Choosing an agent: the unvarnished guide

Most NZ guides to choosing a real estate agent read like they were written by the industry. This one is not. Here is what the peer-reviewed research says about what agents actually produce for sellers, what the Professional Conduct and Client Care Rules 2012 require of them, and the questions to ask before you sign.

Last updated 17 April 2026 · Verified against REA publications 17 April 2026

The three things the agent sells you

When a real estate agent presents at your kitchen table, they are selling three things at once: a market appraisal (the price they expect), a marketing plan (how they will reach buyers), and themselves (why you should engage them rather than someone else). Each of those three is calibrated to win the listing. The appraisal may be optimistic. The marketing plan may be generic. The self-presentation is rehearsed. None of this is dishonest; all of it is the commercial reality of an industry where getting the listing is the first and often hardest step for the salesperson.

Once the agency agreement is signed, the incentive landscape changes. The agent now needs the property to sell. The price at which it sells matters less to their commission than whether it sells at all, because a sale at $950,000 instead of $1,000,000 reduces their commission only by the percentage above the threshold — typically a few hundred dollars to a few thousand — while a sale that does not happen reduces it by the full commission. This is the principal-agent gap. It is structural, not personal.

What the research shows

The single most quoted peer-reviewed study on this topic is Levitt & Syverson (2008) in the Review of Economics and Statistics. Using roughly 98,000 Chicago transactions, the authors compared the prices agents achieved when selling their own homes to the prices they achieved for clients. Agent-owned homes sold for 3.7% more and stayed on the market 9.5 days longer than comparable client homes. The gap widened in neighbourhoods where information asymmetry was greater.

Rutherford, Springer & Yavas (2005) replicated the finding on a different dataset: agent-owned homes sold at a 4.5% premium. Hendel, Nevo & Ortalo-Magné (2009) compared MLS-listed homes with homes sold through a FSBO platform in Madison, Wisconsin, and found that FSBO sellers achieved the same net price as MLS sellers; the 6% commission bought speed, not price. Bernheim & Meer (2013) examined Stanford faculty housing where MLS access was decoupled from brokerage; using a broker reduced the sale price by 5.9–7.7%.

These are US studies. No equivalent NZ empirical study has been published. The New Zealand market structure — tender and auction more common than private treaty, the 1990s commission tiers still in place while listing prices have risen roughly tenfold — may produce larger or smaller effects. But the direction of the evidence is consistent across jurisdictions and decades: agents are the better-informed party in residential transactions, and they tend to use that information advantage when it is their own equity on the line. There is no reason to think the NZ market is magically free of the pattern the international data consistently shows.

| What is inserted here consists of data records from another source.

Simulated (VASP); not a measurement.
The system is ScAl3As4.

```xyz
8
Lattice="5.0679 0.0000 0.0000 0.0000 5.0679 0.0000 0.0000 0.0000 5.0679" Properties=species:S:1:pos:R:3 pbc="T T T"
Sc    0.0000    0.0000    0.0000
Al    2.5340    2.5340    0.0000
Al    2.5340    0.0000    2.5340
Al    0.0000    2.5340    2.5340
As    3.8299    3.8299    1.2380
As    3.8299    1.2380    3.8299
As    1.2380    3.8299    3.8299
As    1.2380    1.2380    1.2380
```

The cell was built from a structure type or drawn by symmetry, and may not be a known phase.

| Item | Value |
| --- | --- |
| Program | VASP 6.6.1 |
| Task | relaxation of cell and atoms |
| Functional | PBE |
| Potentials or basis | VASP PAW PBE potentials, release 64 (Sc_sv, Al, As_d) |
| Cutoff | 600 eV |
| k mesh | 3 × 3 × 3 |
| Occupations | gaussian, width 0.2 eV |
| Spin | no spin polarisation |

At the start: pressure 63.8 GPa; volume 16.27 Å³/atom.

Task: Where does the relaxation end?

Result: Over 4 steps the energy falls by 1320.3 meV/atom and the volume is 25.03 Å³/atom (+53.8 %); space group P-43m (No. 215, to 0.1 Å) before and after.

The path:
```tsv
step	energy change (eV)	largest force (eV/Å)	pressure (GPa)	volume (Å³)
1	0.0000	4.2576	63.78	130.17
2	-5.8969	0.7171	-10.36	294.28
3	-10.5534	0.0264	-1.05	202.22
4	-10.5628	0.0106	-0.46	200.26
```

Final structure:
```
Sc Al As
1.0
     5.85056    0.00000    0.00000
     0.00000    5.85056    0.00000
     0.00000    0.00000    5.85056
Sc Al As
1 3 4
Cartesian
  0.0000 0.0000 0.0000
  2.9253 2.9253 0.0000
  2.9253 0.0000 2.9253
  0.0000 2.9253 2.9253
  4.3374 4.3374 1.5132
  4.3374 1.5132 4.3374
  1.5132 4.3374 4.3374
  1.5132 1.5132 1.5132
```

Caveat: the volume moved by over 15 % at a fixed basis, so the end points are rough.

What New Zealand law requires of your agent

An agent in New Zealand is a licensee under the Real Estate Agents Act 2008. The statutory term covers agents, branch managers, and salespersons — collectively bound by the same rules. Licensees operate under the Professional Conduct and Client Care Rules 2012 made under section 14 of the Act, commonly referred to as the Code of Conduct. The relevant obligations include:

  • Rule 9.1 — "A licensee must act in the best interests of a client and act in accordance with the client's instructions unless to do so would be contrary to law." The client is you — the vendor. The licensee's best-interests obligation runs to you, even when it produces friction with the transaction they want to close.
  • Rule 9.2 — "A licensee must not engage in conduct that is misleading or deceptive or is likely to mislead or deceive." This applies to statements about the property, the process, and the parties.
  • REA Act s.134 (licensee-as-party contracts) combined with PCCC Rules 6.1 (client fiduciary), 6.2 (good faith), 6.4 (not withholding information), and 9.1 (client best interests) — taken together, these require disclosure of any rebate, commission, or benefit the licensee receives from recommending a particular service provider. There is no single dedicated "referral benefit" rule in the PCCC. If your agent refers you to an inspector, photographer, stager, or lawyer and receives any benefit from that referral, the benefit must be disclosed.
  • Rule 10.7 — imposes a duty to disclose known defects to a prospective purchaser. This sits alongside New Zealand's general caveat emptor framework; it does not create a statutory vendor disclosure statement for non-unit-title property.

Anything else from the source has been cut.